A proposed legal amendment to fine households and businesses that do not separate their waste has been broadly welcomed by the restaurant and catering sector, with both the Association of Catering Establishments (ACE) and the Malta Hotels and Restaurants Association (MHRA) saying that the move to a circular economy is an important one which has the full backing of the industry’s representative bodies.

A legal notice currently open for consultation foresees the replacement of the black bin bag with a transparent one that will allow inspectors to ascertain every bag’s compliance with the new law mandating the separation of waste into different streams.

The change is in line with the Government’s Long Term Waste Management Plan, which proposes measures that will make producers and generators of waste fork out money to reflect the costs of its treatment.

MHRA president Tony Zahra, speaking to BusinessNow.mt, says that the proposed law will not be an issue for hotels and larger restaurants with the space and resources to effectively manage their waste.

The problem, he says, is that smaller establishments with limited space might find it difficult to comply.

“It’s not going to be a major difficulty for most of our members. For many, it is something they are already doing, so this is simply a continuation to what they are doing. One or two smaller members might find this a little inconvenient – but it needs to be done.”
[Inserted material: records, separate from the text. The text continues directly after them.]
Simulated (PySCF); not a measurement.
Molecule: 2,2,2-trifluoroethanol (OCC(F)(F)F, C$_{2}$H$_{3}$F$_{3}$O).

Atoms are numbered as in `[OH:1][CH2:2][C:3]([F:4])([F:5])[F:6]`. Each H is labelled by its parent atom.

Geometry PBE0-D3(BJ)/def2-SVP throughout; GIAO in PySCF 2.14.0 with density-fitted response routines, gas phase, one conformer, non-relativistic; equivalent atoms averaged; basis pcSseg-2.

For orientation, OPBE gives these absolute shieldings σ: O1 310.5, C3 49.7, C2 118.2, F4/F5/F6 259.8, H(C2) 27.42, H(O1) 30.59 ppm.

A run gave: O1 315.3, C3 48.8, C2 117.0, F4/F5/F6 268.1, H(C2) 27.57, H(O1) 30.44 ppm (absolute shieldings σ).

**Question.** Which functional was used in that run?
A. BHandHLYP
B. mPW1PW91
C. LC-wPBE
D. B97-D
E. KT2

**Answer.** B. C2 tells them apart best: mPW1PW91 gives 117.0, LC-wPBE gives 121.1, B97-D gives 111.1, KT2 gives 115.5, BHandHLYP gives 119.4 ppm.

“We are pro sustainability and are in favour of the measures being introduced to reach Malta’s 2050 targets,” says ACE CEO Omar Vella, who however strongly emphasised the need for adequate information and education of business operators before any such measure is introduced.

He points out that the Beverage Container Refund Scheme (BCRS), introduced last week, has caused a lot of suffering due to a rollout that has not met people’s expectations.

“We hope that the way this is introduced and implemented is certainly better than the way the bottle return scheme was launched,” he says, adding that “it is imperative that everyone knows exactly what to do and has been given correct and timely information to comply with the changes, before fines start being dished out.”

While admitting that BCRS is still in its infancy, and stating his acceptance that a new system always represents a learning curve with teething problems, Mr Vella repeats that the introduction of such an important system could have been carried out better.

“We have businesses tell us that they do not know these bags will be picked up – some mistakenly believe that BCRS collectors will automatically be passing by and collecting them. They do not actually know how they will be picked up, that there is an app.”

He continues: “The issues we are coming across indicate that there should have been much more time for the industry to understand better, to be educated better, to adapt better.”

Mr Vella stresses that the problem cannot simply be laid at the feet of Government, reminding that BCRS is a private entity owned by some of the largest companies in Malta.

“BCRS has a duty to educate, establish a working logistics network, and to do what it said it is going to do. The scheme’s success is reliant on the entity managing it.”